Predictive Modeling in Support of Email Campaign: EDA
Project Description:
A not-for-profit organization wants to execute a direct mail campaign and maximize the profitability (dollar volume of donations vs. the cost of execution) of said campaign. A database of previous donors is available for analysis. The project was divided into three parts:
During the first phase, we will predict, which individual in our database is likely to send a donation (a classification problem).
The second phase will predict the expected amount of donations from each individual (a regression problem).
The third phase of the project will be a financial exercise examining the profitability of the campaign.
Table of Contents:
In order to arrive at the most accurate prediction, machine learning models are built, tuned and compared against each other. The reader can get can click on the links below to assess the models or sections of the exercise. Each section has a short explanation of theory, and a description of applied machine learning with Python:
Exploratory Data Analysis:
A dataset of 6,002 observations were made available from a charitable organization. The data contained 23 variables that provided demographic and behavioral information about past donors to the organization.

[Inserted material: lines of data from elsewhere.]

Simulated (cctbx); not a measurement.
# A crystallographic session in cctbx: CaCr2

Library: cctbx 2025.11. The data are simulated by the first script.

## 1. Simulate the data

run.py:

Exploratory Data Analysis was conducted on the training data. All variables were examined in terms of their relationship with past donor behavior (e.g. did subject donate).
Region:
All subjects were assigned to five geographic regions. Region 1 contained 20.1% of all observations (n=1,209), Region 2 accounted for 34.7% of observations (n=2,083), Region 3 had 12.1% of cases (n=728). In contrast, Region 4 (n=795), and Region 5 (n=1,187) accounted for 13.2% and 19.8% of the total, respectively. Donor behavior was clearly differentiated across the five regions. People living in Region 1 and Region 2 were more likely to donate than those living in other regions. However, average amounts donated were higher when the donor lived in Regions 3 or 4.
Home Ownership:
There were 5,309 home owners in the dataset compared to only 693 people who did not own a home. The bar chart below clearly indicates that homeownership is more likely to be associated with donating behavior, whereas those not owning a home are not at all likely to donate. Further, the average amount donated appears to be higher among home owners vs. the amount donated by those without home ownership. Do note that there were several homeowners who donated more than the norm.
Number of Children:
There were 2,088 people in the data with no children, while 598 people had one child. About 1,771 individuals had two children, while 973 people had three children and 412 subjects had four kids. Only 160 individuals had five children.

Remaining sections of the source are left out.